Profs. Krishnaswamy, Zhong (IEOR), and Zussman Receive NSF Grant for a Project Focusing on Cross Layering in Full Duplex Wireless

September 13, 2015

Professors Harish KrishnaswamyYuan Zhong (IEOR), and Gil Zussman received a grant from the NSF Enhancing Access to the Radio Spectrum (EARS) program. The $600K grant will support the project "Cross Layering in Full Duplex - from Integrated Circuits to Networking," which is part of the interdisciplinary FlexICoN Project at Columbia University.

The project is motivated by the exponential growth of wireless traffic calls for the design of spectrum-efficient communication schemes. Existing wireless systems are half-duplex, where the separation of a users transmitted and received signal in either frequency or time causes inefficient utilization of the limited spectrum. An emerging and transformative communication technology that can substantially improve spectrum efficiency is Full-Duplex communication, namely, simultaneous transmission and reception on the same frequency channel. The fundamental challenge associated with Full-Duplex communication, however, is the extremely powerful transmitter self-interference, or echo, that can overwhelm the receiver. Full-Duplex operation, therefore, requires the cancellation of the self-interference at the receivers. Despite recent progress in the development of laboratory bench-top Full-Duplex transceiver implementations, these designs utilize bulky off-the-shelf components and are not suitable for compact Integrated Circuit implementations necessary for commercial small-form-factor mobile applications. Moreover, fully utilizing the benefits of Full-Duplex communication calls for a fundamental redesign of the higher layer protocols.

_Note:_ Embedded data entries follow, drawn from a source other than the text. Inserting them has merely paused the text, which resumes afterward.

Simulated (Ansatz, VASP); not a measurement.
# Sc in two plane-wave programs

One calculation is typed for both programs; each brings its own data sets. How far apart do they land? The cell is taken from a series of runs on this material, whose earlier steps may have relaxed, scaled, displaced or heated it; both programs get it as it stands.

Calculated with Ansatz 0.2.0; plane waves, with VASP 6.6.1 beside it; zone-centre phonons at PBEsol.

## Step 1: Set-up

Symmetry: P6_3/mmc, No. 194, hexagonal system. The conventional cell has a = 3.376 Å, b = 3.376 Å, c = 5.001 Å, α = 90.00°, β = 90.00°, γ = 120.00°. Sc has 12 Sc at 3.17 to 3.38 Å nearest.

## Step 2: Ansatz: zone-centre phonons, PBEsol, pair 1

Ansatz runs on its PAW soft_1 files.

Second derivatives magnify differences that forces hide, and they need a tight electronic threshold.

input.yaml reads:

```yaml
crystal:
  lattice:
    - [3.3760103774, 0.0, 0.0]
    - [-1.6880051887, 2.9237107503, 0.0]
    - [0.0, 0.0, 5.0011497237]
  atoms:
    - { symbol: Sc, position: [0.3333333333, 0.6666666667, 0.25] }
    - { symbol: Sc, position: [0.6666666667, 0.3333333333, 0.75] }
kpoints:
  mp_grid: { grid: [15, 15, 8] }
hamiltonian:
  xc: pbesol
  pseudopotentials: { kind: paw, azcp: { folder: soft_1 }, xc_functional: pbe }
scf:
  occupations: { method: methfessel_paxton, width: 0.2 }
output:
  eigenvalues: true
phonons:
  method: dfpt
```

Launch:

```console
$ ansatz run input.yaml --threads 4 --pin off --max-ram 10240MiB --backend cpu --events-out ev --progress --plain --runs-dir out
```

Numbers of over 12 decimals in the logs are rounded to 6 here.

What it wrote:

This interdisciplinary project directly addresses the important cross-layer challenges stemming from the need to design compact Full-Duplex transceiver Integrated Circuits and to jointly design the Medium Access Control and Physical layers, while taking into account the Full-Duplex Integrated Circuit characteristics. In particular, a main component of the project is the development of next-generation Full-Duplex transceiver Integrated Circuits that meet the challenging requirements. Another major component is obtaining fundamental understanding of the impact of Full-Duplex Integrated Circuit transceivers, designed for small form factor nodes, on algorithm and Medium Access Control layer design as well as on network capacity. Hence, the main activities include: (i) developing new Full-Duplex transceiver concepts and Integrated Circuits that simultaneously achieve self interference cancellation and robustness to the new interference mechanisms that arise from widely-deployed Full Duplex operation, (ii) deriving realistic models for recently developed Full-Duplex canceller Integrated Circuits and developing adaptive algorithms for physical layer cancellation, (iii) developing algorithms for power control, channel allocation, and scheduling, and studying the resulting Full-Duplex capacity gains (under realistic models), and (iv) understanding the design considerations of Full-Duplex Medium Access Control protocols for random access networks (e.g., Wi-Fi) and for small-cell cellular networks. The developed algorithms will have a strong theoretical foundation and will be evaluated in a unique software-defined Full-Duplex testbed composed of the custom-designed Full-Duplex transceivers developed within the project.